Amid last week’s elevated volatility, stocks managed to erase losses on Friday and finish with weekly gains. The S&P 500 and the Dow notched 0.8% and 1.3% higher, respectively, while the Nasdaq finished the week flat. Despite Friday’s jump, the three major indices have a ways to go to recoup 2022 losses. So far this year, the Dow is down 4.4%, the S&P 500 has lost 6.9% and the tech-heavy Nasdaq is 13% lower.
“Investors are trying to adjust to the impact of this higher rate cycle,” said Rick Meckler, partner at Cherry Lane Investments, a family investment office in New Vernon, New Jersey. “For some of them, stocks still remain more attractive than bonds in a rising rate environment, and they have been fishing around for where a bottom might be.”

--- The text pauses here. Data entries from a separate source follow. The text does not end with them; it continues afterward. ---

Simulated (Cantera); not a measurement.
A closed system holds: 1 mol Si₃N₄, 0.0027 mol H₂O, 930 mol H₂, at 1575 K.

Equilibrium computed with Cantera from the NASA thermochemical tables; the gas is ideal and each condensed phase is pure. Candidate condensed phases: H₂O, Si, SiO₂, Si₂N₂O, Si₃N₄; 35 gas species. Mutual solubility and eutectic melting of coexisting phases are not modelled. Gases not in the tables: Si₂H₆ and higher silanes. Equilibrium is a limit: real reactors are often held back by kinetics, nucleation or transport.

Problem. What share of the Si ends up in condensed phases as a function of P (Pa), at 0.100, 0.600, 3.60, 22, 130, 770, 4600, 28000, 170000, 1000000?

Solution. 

This week market watchers can look forward to earnings results from some of the biggest names in e-commerce and tech. We’ll hear from Amazon (AMZN), Alphabet (GOOG), PayPal (PYPL), Meta Platforms (FB), Snap (SNAP), and more. We’ll also get updates on employment with ADP’s January employment report out on Wednesday and the Labor Department’s nonfarm payrolls for January slated for release Friday.
Our team has a few recommendations of tickers to watch in the week ahead, including a recent IPO that’s been dragged down drastically amid the tech slide, offering a dreamy entry. We’ll also investigate one area of the market that seems ripe with bargains that are ready to be pounced on.
“While large and mid-caps trade at a 35%-40% premium to history, small caps now trade in-line with history,” said Jill Carey Hall, equity and quant strategist for BofA Securities. “In addition to being the least expensive, they are also a better diversifier. … While asset class returns have grown more correlated vs. 20 years ago, the [small-cap] Russell 2000 is less correlated with other asset class returns on average than the Russell MidCap or S&P 500 both over the last three years and the last few decades.”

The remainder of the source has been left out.